Tobias: Yeah, that’s good. I like that. My favorite part of Naval’s tweetstorms– and I think it started off like this one. I really liked it because I’ve been thinking about it quite a lot before it came up. He’s got this how to get lucky. And I have my own thoughts on how to get lucky but let’s talk about Naval’s because Naval’s been a lot luckier or a lot more– I think luck and skill sometimes– guys who are very skillful are very good at getting lucky, that’s been my observation for a lot of people who I’ve known. People who I have worked for good investors, very, very good at getting lucky. What’s the prescription?

Eric: A couple beers and a good line.

Tobias: [laughs]

Eric: Naval breaks down luck into four pieces that I think I can do off the top of my head. But basically, you can cross your fingers and hope is the most basic kind of lottery ticket thing. And then, you get into increasingly how you control your luck or how you create more of it. I think of it like luck surface area. So, you can do some things to increase the odds that luck finds you. So, just building in public, talking about what you’re doing, talking about stuff you’re interested in. All of a sudden, you’ll feel this tailwind of people connecting you with other people who are interested in the same things that you’re interested in or sending you articles or sending you customers, that can go a long way. It’ll feel like luck but really you did something to create that. The most extreme form is to become so unique and so well known as being unique that you are the only person who can unlock certain opportunities. And then, the one Naval says is luck becomes your destiny, which I think is a really interesting.

When you look at the hero’s journey in the Joseph Campbell quests, it’s a contrived story and so it always feels made up, but we each have our own set of unique talents and set of unique challenges that we are the key to a unique lock somewhere out there and life is just about finding that lock that you are the key to, and then it’s going to feel like luck. “Oh my God! My key fits this lock!” but you worked hard to find that lock and to become that key.

Tobias: That’s so funny because there’s that– The Secret ,which is totally woo-woo, it’s totally bullshit, but there’s some truth in the fact that if you start talking about something you do, people who are interested in the same thing or who want that thing or want to help you with that thing, hear you say that and then they get in contact and you do manifest those things. It’s not magic. It’s just the way that things work.

Eric: Yeah. I think it’s like if you need to believe it’s magic, you can believe it’s magic. That’s fine. If you need to believe that it’s generating your own willpower, you can believe that it’s generating your own willpower. I have some very successful friends, usually in the sales world it seems to me, who are pretty diehard manifesters, and they write down very specifically the goals that they’re going to achieve or the outcome that they are going to drive. And I think it’s almost hacking the commitment and consistency bias. If that’s my goal, and you look at it every day, it forces you to look at like, well, what am I doing to reach that goal? Am I working on the most important thing? Can I expect to reach that goal with how I perform today? If not, it just makes you sick to your stomach to look at that gap, and you’re like, “Fuck this, I’m doing something about this.” It’s just forces you to look at the inputs and outputs and try to solve for X.

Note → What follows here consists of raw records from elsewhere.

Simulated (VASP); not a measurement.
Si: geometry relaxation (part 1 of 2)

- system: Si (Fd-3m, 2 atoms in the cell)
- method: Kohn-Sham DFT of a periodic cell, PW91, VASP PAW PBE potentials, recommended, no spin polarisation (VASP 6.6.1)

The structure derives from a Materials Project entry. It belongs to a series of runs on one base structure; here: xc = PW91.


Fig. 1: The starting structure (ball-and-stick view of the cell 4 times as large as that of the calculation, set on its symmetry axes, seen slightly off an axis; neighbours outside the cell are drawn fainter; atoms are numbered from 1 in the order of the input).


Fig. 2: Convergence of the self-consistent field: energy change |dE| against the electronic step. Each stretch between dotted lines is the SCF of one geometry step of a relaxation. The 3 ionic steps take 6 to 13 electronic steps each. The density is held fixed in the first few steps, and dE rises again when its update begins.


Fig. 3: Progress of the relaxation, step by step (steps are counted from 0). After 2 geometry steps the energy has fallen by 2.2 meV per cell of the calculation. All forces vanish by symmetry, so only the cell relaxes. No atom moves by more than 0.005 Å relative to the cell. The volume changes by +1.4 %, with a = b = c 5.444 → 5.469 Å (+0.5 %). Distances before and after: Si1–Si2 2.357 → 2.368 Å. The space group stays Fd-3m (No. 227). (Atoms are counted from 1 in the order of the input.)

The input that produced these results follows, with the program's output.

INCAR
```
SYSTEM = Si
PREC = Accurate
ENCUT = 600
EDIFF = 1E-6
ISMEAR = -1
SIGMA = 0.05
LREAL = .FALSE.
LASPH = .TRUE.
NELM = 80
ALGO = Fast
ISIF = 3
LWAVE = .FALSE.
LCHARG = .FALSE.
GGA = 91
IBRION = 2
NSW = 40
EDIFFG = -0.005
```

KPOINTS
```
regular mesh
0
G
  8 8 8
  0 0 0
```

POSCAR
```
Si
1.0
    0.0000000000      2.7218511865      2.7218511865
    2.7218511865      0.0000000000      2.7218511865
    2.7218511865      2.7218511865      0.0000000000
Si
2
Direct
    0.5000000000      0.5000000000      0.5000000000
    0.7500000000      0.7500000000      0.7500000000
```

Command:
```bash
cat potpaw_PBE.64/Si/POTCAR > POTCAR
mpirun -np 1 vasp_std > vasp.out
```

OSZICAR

Tobias: There’s another thing that you said there that I think is really interesting. And this is in investors who I’ve known– and whether a venture capital stage or guys who are investing on the stock market, they seem to have the same attitude. They look for these– It’s a really hackneyed phrase used over and over again, but they look for these asymmetric opportunities where basically I’m going to do this thing and if it doesn’t work, it doesn’t really matter, like the downside’s virtually nil, but the upside payoff is gigantic. And if you put a whole portfolio of those things together, you get enough of these things with these gigantic payoffs that you start looking like you’re actually– there’s something magic going on in the portfolio. You’re not causing any of them to happen. You’re just saying if I put enough of these things in there and I can’t lose on any of them, but I can win big on some of them. That’s basically going to succeed.

And then the destiny part of it is you have to look at it over a really long period of time. And if you start looking like that, then you start thinking, well, I can’t have things– I can’t blow up at any stretch. If I blow up, I go back to zero. But if I can compound this and get lucky from here until kingdom come, then this is a strategy that should work.

Eric: Yeah. And it’s funny hearing you describe that because– Naval in his angel investing is about the opposite of value investing from a mindset. Instead of rule number one, don’t lose money, it’s like rule one, be sure you lose money because if you don’t, you’re missing out on something, you’re not taking enough risk. But from the perspective of my downside is 1X and my upside is 100X and you need one or two things to go huge and then just keep compounding that, you never know what they’re going to be. And you can try to get a little better at it and build more judgment and build some pattern recognition. But at the end of the day, there’s very little information to go on. And there’s so many more unknowns than knowns that you can only control so much. And so, the portfolio effects just gets really, really important.

And there’s not much investing specific stuff in the book, but there is some on the website, and Naval he has done some really cool stuff with spearhead around placing angel investments, and how to portfolio math and those kind of things work.

Tobias: To me, it’s not that angel investing and value investing are so distinct. I think of them all on a very long continuum and it’s just different mixes of frequency and magnitude. So, if your frequency is low, your payoff has to be quite high. And so that’s angel investing. And if that is in fact the case, then you want to have a lot more of those bets on. And I think it’s Y Combinator that does it where they just figured out that we’re going to have– if we got a $10 million portfolio, we’re not going to have 10 $1 million positions, we’re going to have 100 $100,000 positions because if you get those gigantic payoffs, it almost doesn’t matter whether you had 100 grand or a million in it. You just need to make sure that you catch that right tail, that’s what we’re trying to do.

With value, it’s more like the magnitude is not going to be as big, but the frequency is– they are more frequent, so you can afford to be a little bit more concentrated, and you’ve just got to figure out where you are on the spectrum. If you’re angel, you need more positions on. If you’re value, you need fewer positions on.

Eric: Yeah, I think that’s right. And it is a blow to the ego of angel investors that you can’t pick them. You think you can pick them, you can’t. It doesn’t matter what you do, just get a lot of bets out. And if that’s the game you’re playing, that’s the game you’re playing.

Tobias: You just got to get lucky. And there’s a book that tells you how.